The Shulchan Aruch (Yoreh De'a 265:12) records the custom to conduct a special meal on the day of a circumcision (listen to audio for precise citation). The Rama (Rabbi Moshe Isserles, Cracow, Poland, 1530-1572), in his glosses to the Shulchan Aruch, adds that this meal has the status of a "Se'udat Mitzva" – a meal involving a Mitzva. And one who does not participate in this meal, the Rama adds (based on the Gemara in Masechet Pesachim), is considered "excommunicated by the heavens."
The Shevet Ha'levi in Helek 8, SIman 217, (work of responsa by Rabbi Shemuel Wosner, a contemporary halachic authority in Bnei-Brak,) addresses the question of whether a Mohel, who, of course, attends many Beritot, must stay for the meal every time he performs a circumcision. Very often a Mohel must rush to perform another Brit or to examine a baby for a Brit, and it is difficult for him to stay for the meal. Is he, too, required to participate in the meal after every circumcision he performs?

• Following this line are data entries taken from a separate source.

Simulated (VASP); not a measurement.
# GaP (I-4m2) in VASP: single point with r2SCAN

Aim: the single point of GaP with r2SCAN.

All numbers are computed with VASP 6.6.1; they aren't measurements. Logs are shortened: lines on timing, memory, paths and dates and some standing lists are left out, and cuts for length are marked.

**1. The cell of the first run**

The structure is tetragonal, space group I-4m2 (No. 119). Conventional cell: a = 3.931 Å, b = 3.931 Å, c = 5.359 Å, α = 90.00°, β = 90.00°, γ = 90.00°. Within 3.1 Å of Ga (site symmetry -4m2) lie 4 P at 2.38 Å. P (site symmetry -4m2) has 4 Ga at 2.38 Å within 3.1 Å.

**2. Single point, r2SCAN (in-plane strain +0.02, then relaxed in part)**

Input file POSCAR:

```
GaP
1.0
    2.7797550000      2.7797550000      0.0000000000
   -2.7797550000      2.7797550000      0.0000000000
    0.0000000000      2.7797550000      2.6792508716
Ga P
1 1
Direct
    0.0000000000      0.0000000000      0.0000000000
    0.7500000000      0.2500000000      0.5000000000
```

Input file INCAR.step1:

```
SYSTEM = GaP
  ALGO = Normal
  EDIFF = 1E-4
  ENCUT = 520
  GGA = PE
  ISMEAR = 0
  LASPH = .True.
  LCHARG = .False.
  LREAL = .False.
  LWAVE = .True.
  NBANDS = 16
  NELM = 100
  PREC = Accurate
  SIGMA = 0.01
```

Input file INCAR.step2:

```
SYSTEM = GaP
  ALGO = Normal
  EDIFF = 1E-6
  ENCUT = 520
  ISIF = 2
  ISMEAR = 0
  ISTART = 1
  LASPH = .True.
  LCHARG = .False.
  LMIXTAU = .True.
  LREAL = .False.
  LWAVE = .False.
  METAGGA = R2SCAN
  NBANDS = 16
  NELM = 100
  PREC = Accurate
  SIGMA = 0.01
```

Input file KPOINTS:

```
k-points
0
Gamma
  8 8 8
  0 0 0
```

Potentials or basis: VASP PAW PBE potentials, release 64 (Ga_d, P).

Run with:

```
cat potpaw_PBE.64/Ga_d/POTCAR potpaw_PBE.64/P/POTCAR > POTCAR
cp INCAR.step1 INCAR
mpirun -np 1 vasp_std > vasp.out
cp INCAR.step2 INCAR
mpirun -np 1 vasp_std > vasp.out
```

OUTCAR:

The Shevet Ha'levi rules that somebody who must tend to another Mitzva is undoubtedly exempt from participating in this Se'udat Mitzva, and therefore a Mohel who has other circumcisions to tend to need not stay for the meal. Furthermore, the Shevet Ha'levi writes that a person who has a regular Shiur (Torah class) or private study session at that time is likewise exempt from participating in the meal following a Brit. This is also the ruling of Chacham Ovadia Yosef, in his work Yabia Omer, Helek 4, Siman 19. Chacham Ovadia adds that if somebody cannot stay after a Brit for the meal because he must be somewhere else, he should take some food from the meal and eat it when he arrives.
It should also be mentioned that according to some Rabbis, the Halacha mentioned by the Rama, that one faces "excommunication" if he declines an invitation to participate in the meal after a Brit, does not apply nowadays. The Aruch Ha'shulchan, ibid Seif 37, (work of Halacha by Rabbi Yechiel Michel Epstein of Navarduk, Lithuania, 1829-1908), for example, writes that the obligation to take part in a Se'udat Mitzva stems from the opportunity these events present to be in the presence and company of Torah scholars. Nowadays, however, many "improperly-behaved" people participate in these affairs, and therefore the "excommunication" does not obtain. Others claim that once a Minyan is already present at the Se'udat Mitzva, one does not bear an obligation to participate. Still others argued that invitations today are given purely for the purpose of etiquette, and do not actually impose an obligation upon a person to participate in the Se'udat Mitzva.
Therefore, although one should certainly endeavor to participate in the Se'udat Mitzva after a Brit, a person who must tend to a Mitzva or other pressing matters is allowed to leave without taking part in the meal.